The Lebanese banking sector has been preparing for FATCA like the teacher’s pet not because it is a major advocate of reining in tax havens — Lebanese law explicitly allows companies set up with offshore tax status — or greater taxation transparency and new tax laws in the country. Rather, the sector is exceedingly wary of international regulators, specifically of falling foul of the US Treasury. This is due to Lebanon’s immense exposure to American leverage: some 70 percent of local deposits are held in US dollars; banks need to keep good relations with correspondent banks in the US and elsewhere; and no one wants a repeat of the 2011 Lebanese Canadian Bank fiasco, when the bank was accused by the US of money laundering and subsequently closed its doors.
“Banks want to avoid the danger of having another [Lebanese Canadian Bank] right now, as it would affect the sector as a whole, so all banks are being careful that FATCA will be properly applied,” said Malek Costa, head of compliance at BLOM Bank. “In substance, the threat is to be cut off from the US financial system.”
“I don’t believe any Lebanese bank will not be compliant, and if there are mistakes, it will be in the details not the general direction.”
Compliance has become a major concern for the sector, pushed by the central bank, Banque du Liban (BDL), which issued two circulars — 126 and 128 — in 2012 and 2013 for banks to abide by international regulations and establish compliance departments, respectively. Indeed, compliance with anti-money laundering and counterterrorism financing regulations — with FATCA the latest such addition — is being taken so seriously that Sader conceded that he has spent about 20 percent of his time over the past two years on compliance issues alone.
That said, Sader claimed Lebanon is well positioned to capitalize on providing financial services related to FATCA. “Maybe we can prepare other MENA countries to implement FATCA by exporting that skill. For example, we are supporting the Association of Iraqi Banks, as there are 11 Lebanese banks there, by educating our bank partners and supporting the Central Bank of Iraq,” he said.
However, that the banking sector has prepared for FATCA so early can be read as a further indication of the country’s inability to defy US demands. Indeed, as one compliance officer put it off the record, “It is ridiculous that it takes a foreigner to come here and say you have to apply regulations, and we do it, but not because we are afraid of the Lebanese regulator.”

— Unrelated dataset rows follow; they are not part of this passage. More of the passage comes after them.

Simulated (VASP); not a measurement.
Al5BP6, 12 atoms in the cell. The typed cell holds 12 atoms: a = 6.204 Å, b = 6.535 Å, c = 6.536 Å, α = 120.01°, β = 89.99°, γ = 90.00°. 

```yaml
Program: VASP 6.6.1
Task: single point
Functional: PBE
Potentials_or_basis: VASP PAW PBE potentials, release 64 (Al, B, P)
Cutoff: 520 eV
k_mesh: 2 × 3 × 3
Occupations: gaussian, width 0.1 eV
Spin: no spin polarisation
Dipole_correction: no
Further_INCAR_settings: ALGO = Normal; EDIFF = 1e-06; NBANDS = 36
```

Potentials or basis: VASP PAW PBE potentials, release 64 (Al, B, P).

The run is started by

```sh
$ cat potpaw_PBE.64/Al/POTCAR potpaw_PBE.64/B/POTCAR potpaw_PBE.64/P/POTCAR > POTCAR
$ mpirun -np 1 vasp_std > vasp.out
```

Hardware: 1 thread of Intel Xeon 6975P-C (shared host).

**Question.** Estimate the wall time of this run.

FATCA has been a problematic law to apply globally, with governments having to amend domestic legislation — in Lebanon’s case to allow for US clients to waive banking secrecy. Moreover, the act was met with political resistance and a lackluster uptake by many jurisdictions, so much so that the IRS had to delay FATCA’s rollout multiple times. Adding to the law’s problems, none of the rising BRICs (Brazil, Russia, India or China) have signed up yet. However, there has been a flurry of jurisdictions signing intergovernmental agreements (IGAs) with the US just in the past few months as the IRS went on a global push, fearing that FATCA’s effectiveness could be undermined before it even started.
Another potential reason for the push was to end the current period in which Americans can renounce their citizenship without paying back taxes. “There are around 3,000 renunciations a year of US citizenship and there is growing interest, but they don’t say if it’s because of FATCA or a travel risk element, but certainly FATCA has an impact because of the complexity of banking in this world,” claimed Armand Arton, president and CEO of global financial advisory business Arton Capital.
Loss of business?
“We are working as if FATCA already exists”
BDL opted to not go for an IGA with Washington but rather for banks to report directly to the IRS, concerned that if it signed an IGA there would be the remote possibility of the US freezing BDL money in the event of non-compliance. “It was a political reason, to not be an agent of the IRS,” said a senior source at BDL speaking on the condition of anonymity.
Yet while many jurisdictions have not yet signed up to FATCA, and some are unlikely to at all — Russia is a prime example — and certain MENA countries lag behind, the Lebanese banks are more than ready. “We are working as if FATCA already exists,” said Abdul Razzak Achour, chair and general manager of Fenicia Bank. “We are contacting all FFIs that we do business with and checking if [they are] FATCA compliant; if not, we will act accordingly.”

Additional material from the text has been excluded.